Summary and Contributions: This paper empirically studies many quantities related to the neural tangent kernel, including the dynamics of the kernel, the loss landscape, etc. It is claimed that after roughly 1 epoch of chaotic change in the learned kernel, the final basin containing the end point of training is basically determined. Then using the kernel learned after roughly 10 percent of the total training time, we can achieve good training and test errors.

Strengths: I think this paper provides some insights. For example, the kernel becomes stable after a long enough training (Figures 2 and 3, C-E), and the learned kernel after only 10 percent of the total training time can already achieve pretty good training/test error (Figure 6).

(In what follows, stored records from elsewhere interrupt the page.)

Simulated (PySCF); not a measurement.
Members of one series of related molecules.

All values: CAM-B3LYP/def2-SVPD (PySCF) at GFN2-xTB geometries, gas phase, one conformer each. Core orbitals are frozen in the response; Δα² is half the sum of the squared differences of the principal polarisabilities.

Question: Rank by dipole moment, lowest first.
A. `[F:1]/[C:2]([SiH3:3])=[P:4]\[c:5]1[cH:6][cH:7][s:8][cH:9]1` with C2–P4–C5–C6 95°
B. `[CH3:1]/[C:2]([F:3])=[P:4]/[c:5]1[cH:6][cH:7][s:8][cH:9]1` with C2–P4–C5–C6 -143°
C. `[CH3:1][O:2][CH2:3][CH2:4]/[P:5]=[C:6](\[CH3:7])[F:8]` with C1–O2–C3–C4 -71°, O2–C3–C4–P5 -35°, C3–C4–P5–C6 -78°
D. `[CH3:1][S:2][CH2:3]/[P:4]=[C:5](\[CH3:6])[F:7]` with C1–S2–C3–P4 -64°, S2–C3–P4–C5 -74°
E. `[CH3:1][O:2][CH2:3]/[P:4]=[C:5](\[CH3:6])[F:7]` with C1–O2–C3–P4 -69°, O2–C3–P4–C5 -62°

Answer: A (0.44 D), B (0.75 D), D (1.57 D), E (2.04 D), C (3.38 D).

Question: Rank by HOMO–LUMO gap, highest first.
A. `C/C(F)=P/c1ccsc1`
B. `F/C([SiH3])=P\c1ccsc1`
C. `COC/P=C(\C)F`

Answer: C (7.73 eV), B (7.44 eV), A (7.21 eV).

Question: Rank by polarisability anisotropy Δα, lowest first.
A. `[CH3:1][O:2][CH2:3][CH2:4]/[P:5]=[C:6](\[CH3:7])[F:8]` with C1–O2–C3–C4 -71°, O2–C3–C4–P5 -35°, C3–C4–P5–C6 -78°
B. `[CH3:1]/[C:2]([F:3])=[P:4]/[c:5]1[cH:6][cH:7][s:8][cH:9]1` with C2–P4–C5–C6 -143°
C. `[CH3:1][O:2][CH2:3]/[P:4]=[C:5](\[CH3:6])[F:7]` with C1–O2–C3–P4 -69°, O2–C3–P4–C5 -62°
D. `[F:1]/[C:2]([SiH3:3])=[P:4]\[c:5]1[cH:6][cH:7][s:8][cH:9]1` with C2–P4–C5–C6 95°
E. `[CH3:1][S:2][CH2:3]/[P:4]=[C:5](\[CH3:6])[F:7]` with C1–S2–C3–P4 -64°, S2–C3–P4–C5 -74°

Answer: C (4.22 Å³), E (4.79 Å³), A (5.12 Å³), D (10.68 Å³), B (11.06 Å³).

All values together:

Weaknesses: I think more details and discussion are needed to justify and evaluate some claims in the paper. 1. In Figure 5, it is said that "two children spawned at an early time t_s in the chaotic training regime arrive at two different loss basins", while "two children spawned at a later time t_s in the stable training regime arrive at the same loss basin". While I do agree with this claim, a simple explanation for it may just be that as t_s becomes larger, the distance between a child and its spawning parent becomes smaller and smaller. To see this, note that as the risk decreases, the gradient norm also becomes smaller, and the child is trained for T-t_s epochs, which also shrinks as t_s becomes larger since T seems to be fixed. Therefore we can expect the child and parent to eventually lie in the same basin as t_s becomes larger, and I wonder what is the new conclusion we can draw from this experiment. 2. In Figure 6, at the last points of the curves, is \tilde{t} equal to T? If so the green curves should meet the red curves since there is no additional training, while if not I wonder the details. Regarding the claim that the learned NTK can outperform full deep learning, it seems that the kernel can indeed drives the training error smaller, but the improvement in test error is very small and may be negative as in Figure 12. I also wonder if the curves in Figures 6, 11 and 12 represent the average of multiple parent and child runs?

Correctness: Discussed above.

Clarity: I think the paper is well-written, but more details would be helpful, as discussed above.

Relation to Prior Work: The discussion of prior work is thorough as far as I know.

Reproducibility: Yes

Additional Feedback: Reply to the feedback: Thanks for the response! I agree it is interesting that the weights further travel a distance of 43 after epoch 30 while the learned NTK at epoch 30 is already able to give a good test accuracy. I think such details should be mentioned in the paper. On the other hand, I still think the current empirical results are not enough to conclude that the learned NTK can outperform full deep learning, particularly when considering the test accuracies. More discussion on this would be interesting.

Review 4

Summary and Contributions: The paper summarizes and compares three areas that aim fora better theoretical understanding of deep neural networks. In detail local, global loss landscapes as well as neural tangent kernels (NTK). Based on that the authors establish several criteria to measure how networks compare in terms of loss landscape and NTK. They are used to see if a child networks take at some point during training ("spawning" a network) diverge after further training. The results suggest that the first (5) epoch(s) are determining the final "loss basin" and how the network will converge. Furthermore, the authors show that a data-dependent NTK can trained to good accuracy (compared to a randomly initialized one). ---- read the reviews and the rebuttal and want to keep my score ----

Strengths: * Interesting results that likely contribute to the discussion in this field. * The empirical evaluation seems to be extensive.

Weaknesses: (I'm afraid I feel not familiar enough with the literature to give good critique here.)

Correctness: I am not familiar with the literature, but the paper makes a good impression. Experiments are outlined and detailed well and I would assume one could

Clarity: Yes, fairly easy to read.

Relation to Prior Work: I am not familiar with the literature, but the handling gives a good impression.

Reproducibility: Yes

Additional Feedback: As mentioned I am not too familiar with the literature in this area, but to not waste the review: My educated (phd in ML) opinion is that the submission is solid and by reading it twice it seems sound to me.